If you're uncomfortable about the amount of debt you're shouldering, you're not alone. Only 23% of Americans report carrying no debt, according to Northwest Mutual's 2018 Planning and Progress study. And among those with debt, the average personal debt load (excluding mortgages) was a whopping $38,000.

Fortunately, you can succeed in paying off a lot of debt. Here are six compelling reasons why you should make crushing your high-interest debt a priority.

A man in a suit is shackled to a huge black ball that's bigger than he is.

Image source: Getty Images.

No. 1: It's hard to reach financial goals

Here's a big reason why you need to pay off your debt -- at least your high-interest-rate debt -- pronto: Carrying a lot of debt can make your financial goals unattainable, ultimately crushing your dreams. If you want to amass a substantial retirement war chest, put your kids through college, or save for a down payment on a home, it can be hard or even impossible while making payments on all the money you owe.

Here's just one example: Imagine that, through a lot of hard work, you're saving $500 per month and using it to pay off debts. That kind of money -- $6,000 per year -- could be growing for you instead if you weren't in debt. If it were invested and averaged 8% annually over 25 years, it would end up worth about $473,000!

No. 2: You can enjoy a higher credit score

It's underappreciated by many people just how important their credit score is. But that three-digit number can make a big difference in your financial life -- such as when you want to take out a mortgage.

Check out the table below, which shows what kind of difference a high credit score can make. It reflects recent interest rates for someone borrowing $200,000 via a 30-year fixed-rate mortgage and shows that there's a whopping $66,722 difference in total interest paid for the interest rates offered to those with the highest credit scores and those with the lowest ones.

FICO Score


Monthly Payment

Total Interest Paid

























Source: MyFICO.com, as of July 9, 2019. APR = annual percentage rate.

So what does that have to do with your debt load? Well, how much you owe is one component of a typical FICO credit score, and it's the second-most-important one, having about a 30% influence on the score.

For a good or great credit score, aim to have a credit utilization ratio (your total debt divided by the sum of all your credit limits) of only about 10% to 30%. Lenders don't want you to have maxed out your credit limits or even to come close. (Getting your credit limits increased can also improve the ratio. Sometimes, you just have to ask your card issuer for an increase in order to get one.)

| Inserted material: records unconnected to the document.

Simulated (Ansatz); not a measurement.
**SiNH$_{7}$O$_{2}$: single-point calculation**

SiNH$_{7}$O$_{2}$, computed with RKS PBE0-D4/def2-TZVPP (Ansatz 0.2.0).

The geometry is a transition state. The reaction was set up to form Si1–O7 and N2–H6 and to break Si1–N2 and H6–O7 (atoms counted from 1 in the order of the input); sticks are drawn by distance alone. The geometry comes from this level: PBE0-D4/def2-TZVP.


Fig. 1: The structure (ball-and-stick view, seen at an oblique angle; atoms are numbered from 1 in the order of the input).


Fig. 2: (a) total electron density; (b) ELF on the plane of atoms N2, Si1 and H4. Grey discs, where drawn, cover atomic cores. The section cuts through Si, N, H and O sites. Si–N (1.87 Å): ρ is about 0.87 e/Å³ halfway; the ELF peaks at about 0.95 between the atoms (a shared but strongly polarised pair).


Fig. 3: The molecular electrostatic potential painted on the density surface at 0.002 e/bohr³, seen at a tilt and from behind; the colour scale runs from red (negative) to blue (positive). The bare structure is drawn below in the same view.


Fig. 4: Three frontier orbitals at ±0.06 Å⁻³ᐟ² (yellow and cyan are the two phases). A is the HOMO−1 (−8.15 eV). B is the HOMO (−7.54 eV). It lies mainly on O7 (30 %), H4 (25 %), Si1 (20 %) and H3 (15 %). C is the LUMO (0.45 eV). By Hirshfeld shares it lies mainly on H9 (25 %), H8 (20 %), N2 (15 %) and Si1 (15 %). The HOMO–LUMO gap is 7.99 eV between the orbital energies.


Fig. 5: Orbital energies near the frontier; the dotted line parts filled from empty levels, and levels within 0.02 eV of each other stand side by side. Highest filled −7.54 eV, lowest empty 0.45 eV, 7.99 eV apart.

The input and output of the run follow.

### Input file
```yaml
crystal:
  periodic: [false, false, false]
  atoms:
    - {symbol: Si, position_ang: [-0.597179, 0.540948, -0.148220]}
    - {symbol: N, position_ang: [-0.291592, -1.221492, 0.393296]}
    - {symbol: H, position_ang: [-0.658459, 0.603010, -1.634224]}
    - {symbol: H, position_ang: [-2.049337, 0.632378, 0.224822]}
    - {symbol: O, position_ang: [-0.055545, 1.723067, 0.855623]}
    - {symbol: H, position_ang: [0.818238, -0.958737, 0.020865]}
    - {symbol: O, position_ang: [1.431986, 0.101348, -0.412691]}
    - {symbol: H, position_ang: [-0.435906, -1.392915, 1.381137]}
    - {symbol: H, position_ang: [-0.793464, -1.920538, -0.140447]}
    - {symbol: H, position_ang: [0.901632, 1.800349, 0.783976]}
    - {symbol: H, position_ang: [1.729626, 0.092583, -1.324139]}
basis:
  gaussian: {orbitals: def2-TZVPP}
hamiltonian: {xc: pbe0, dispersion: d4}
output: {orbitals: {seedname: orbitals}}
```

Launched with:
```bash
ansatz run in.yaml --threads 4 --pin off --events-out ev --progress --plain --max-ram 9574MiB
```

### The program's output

No. 3: Debt costs much more than you realize

When you send off payments toward the debt you owe, it's easy to assume that most or all of it is reducing your balance owed. But a sizable chunk of it is just going toward interest.

Imagine that you owe $20,000 on your credit card(s) and you're being charged a 25% interest rate. If your minimum payments are 3% of your balance, you'll start out paying a whopping $600 per month, meaning you'll have to come up with $150 per week. If you can't pay that, your balance will be growing, digging you deeper into debt.

What if you do make that $600 payment and all future 3% payments? Well, according to one online calculator, it will take more than 30 years to pay off the debt and your total payments will exceed $63,000 -- all for a $20,000 balance owed.

Credit card debt is typically the costliest debt we carry -- often because of the dreaded "penalty APR" feature that many cards have. A penalty APR jacks your interest rate up high -- to as much as 25% or even 30% -- if you pay just a single bill late or commit some other infraction.

If you're carrying $20,000 in debt and are being charged 25% on it, you're facing $5,000 per year in interest costs alone! It can be hard to pay off your balance in such a situation -- or make any financial progress. (Some credit cards don't have penalty APRs, so always favor those that don't when card shopping.)

A piggy bank is shown, half submerged in water and with an unhappy expression.

Image source: Getty Images.

No. 4: You don't want to enter retirement laden with debt

Many people aim to enter retirement without a mortgage. That's a reasonable goal, and one you might attain if you pay your debts off in the coming year or years. Retirement can be financially challenging enough -- if you can wipe out your debts and pay off your mortgage, you'll have fewer things to worry about and be able to spend more of that fixed income on things like food, travel, and entertainment (and healthcare, insurance, taxes, and things like that.)

No. 5: Little or no debt can mean less stress and better health

Here's another excellent reason to pay off your debt ASAP: It can make you more relaxed and happy.

It's probably obvious that carrying a lot of credit card debt can be stressful, especially if you're being charged high interest rates. But other kinds of debt also take a toll. More than 7 million Americans were late making payments on their car loans as of the end of 2018 per the New York Federal Reserve, and a survey commissioned by Fair.com found auto loans caused significant stress and anxiety, with 36% reporting that having a car loan is more stressful than looking for a new job and 22% saying car debt has had a negative effect on their mental or emotional health.

Overall, 33% of workers have found paying off debt to be a cause of stress in their lives, per a 2018 Fidelity Investments survey, and a Student Loan Hero survey found millennials citing debt as their top source of financial stress. Debt has been linked to anxiety, depression, and panic attacks and it's often a top subject that couples argue about. Pay off your debt and you'll have a heck of a lot less to worry about.

No. 6: You'll be richer!

Finally, this is perhaps obvious but it's important and a powerful motivator: Once you pay off your debt -- at least your non-mortgage debt -- you'll have more money. You will no longer be spending those dollars each month for your car loan, student loans, and credit card debts. Instead, they'll stay with you -- and can be socked away in savings and investments to help you reach various goals.

The sooner you pay off your debts, the better -- and for lots of reasons.